BMC Records
August 11, 2014Label Profile
Budapest, Hungary
Although it may seem far-fetched to compare any firm involved with creative music to a vertically integrated conglomerate, Budapest Music Center (BMC) and BMC Records (BMCR) are in a small way a variant of this model. That’s because BMC Records, which has released almost 200 CDs since 1997, is just one part of BMC. Organized in 1996 to promote Hungarian composers and musicians, today BMC encompasses not only BMCR, but also a Web site in both Hungarian and English; the Budapest-based Opus Jazz Club; and programs jazz during the Hungarian capital’s music festivals. All this is the creation of one man, trombonist and teacher László Gőz, BMC’s owner and producer of nearly all its sessions. BMCR`s full-time staff is label manager Tamás Bognár, Christian Böndiscz: distribution/communications, and György Wallner: international relations. Each participates in A&R decisions, though proposals are approved by Gőz. “He’s owner of BMC,” Wallner points out. “He provides the money for it.”
There was nothing self-aggrandizing in Gőz’s founding of BMC. Someone who played in jazz group and contemporary notated ensembles he had previously helped set up a small record company. By the early ‘90s however he realized that local players’ talents far outstripped the capacities of existing Hungarian labels and BMCR was born. “The company’s vision is to promote high quality music, which in most cases relates to Hungary,” explains Wallner. “We release a wide range of genres, but the music has special value in terms of the performance, the artists and/or the composers.
“For Gőz the restrictions for notated and improvised music are hard to draw,” notes Wallner, “especially when he became acquainted with movements in European jazz, where contemporary music influences were quite strong. About 50% of our catalogue is jazz, but there are no key numbers. There were years when there’s more classical and years with more jazz.”

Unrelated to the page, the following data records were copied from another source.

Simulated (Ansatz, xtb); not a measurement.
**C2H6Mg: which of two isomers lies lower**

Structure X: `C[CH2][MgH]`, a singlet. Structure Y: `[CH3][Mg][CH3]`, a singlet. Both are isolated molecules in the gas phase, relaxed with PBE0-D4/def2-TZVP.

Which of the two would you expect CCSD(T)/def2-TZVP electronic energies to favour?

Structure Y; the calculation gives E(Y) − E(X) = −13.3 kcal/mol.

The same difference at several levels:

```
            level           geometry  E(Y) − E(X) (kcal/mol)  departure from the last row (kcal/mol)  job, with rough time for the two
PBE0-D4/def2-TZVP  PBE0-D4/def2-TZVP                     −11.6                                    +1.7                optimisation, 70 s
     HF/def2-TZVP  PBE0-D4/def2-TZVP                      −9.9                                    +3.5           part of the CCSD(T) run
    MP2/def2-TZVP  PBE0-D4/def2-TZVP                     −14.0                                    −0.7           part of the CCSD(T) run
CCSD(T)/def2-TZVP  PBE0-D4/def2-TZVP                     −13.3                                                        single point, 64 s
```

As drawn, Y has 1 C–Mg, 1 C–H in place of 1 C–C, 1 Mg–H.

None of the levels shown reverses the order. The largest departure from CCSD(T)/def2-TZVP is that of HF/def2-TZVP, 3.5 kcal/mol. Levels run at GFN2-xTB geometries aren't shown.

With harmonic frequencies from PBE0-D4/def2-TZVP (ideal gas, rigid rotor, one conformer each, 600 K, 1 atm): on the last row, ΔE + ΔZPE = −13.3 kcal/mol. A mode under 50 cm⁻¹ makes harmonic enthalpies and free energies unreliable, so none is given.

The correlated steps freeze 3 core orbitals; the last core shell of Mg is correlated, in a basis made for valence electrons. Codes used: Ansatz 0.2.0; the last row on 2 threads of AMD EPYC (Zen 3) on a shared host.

BMC solidified its reputation in the so-called classical field with the release of composer Peter Eötvös’ Atlantis. Similarly it has put out important jazz discs, including German pianist Hans Lüdemann’s five-CD boxed set, Die Kunst des Trios, which won a 2012 ECHO Jazz award.
Cologne-based Lüdemann is still amazed by his BMC deal. Following a festival performance by his trio, he recalls, “Tamasz Bognar offered us a CD production on the spot, the first time this has ever happened to me.” Furthermore, he states “recording for BMC was a wonderful experience. As an artist, to have a strong response and complete openness to your musical ideas is an ideal situation. I brought brand new pieces into the recording session and the producer encouraged us to record as much of the new material as possible. We had the freedom to experiment in the studio with little time pressure. As a German musician who has worked with German record labels, BMC is a step into a truly European scene. Compared to some of the established German Jazz labels, BMC has fewer means, especially in terms of promotion, but artistic integrity and quality is more important.”
“We try to create an image, a sort of BMC-Genre”, emphasizes Wallner. “We have key artists, mostly Hungarians of course, guitarist Gábor Gadó; saxophonists Kristóf Bacsó, Mihály Borbély, Mihály Dresch, István Grencsó and Viktor Tóth; cimbalom player Miklós Lukács; pianist Béla Szakcsi-Lakatos – to mention some from jazz– who we promote because we’re convinced of the high quality of their art. To limit our releases in some special field would be contradictory to our aims and lead to a kind of snobbism. Proof that our ideas aren’t that bad is the increasing number of world-wide BMC fans who buy most of our releases without having any previous info about the featured artist or the pieces.”
“I’ve known László Gőz for a long time,” recalls multi-reedist Borbély, who lives near Budapest, and has recorded three BMC CDs as leader and others as sideman. “Gőz and I were colleagues at the jazz department of the Ferenc and Liszt Academy of Music, and played together several times. He often asked me if I had ‘something interesting’ he could hear. A few years later we did the first collaboration. Meselia Hill, which was named Gramofon magazine’s 2005 Jazz Album of the Year.” Borbély, who also records for other imprints, feels his quartet sessions “most fit the BMC image.” He continues: “BMC works first and foremost for the music and musicians. That’s enough for me to try to be as creative as I can and to feel the freedom that we need to make the music in which we believe.”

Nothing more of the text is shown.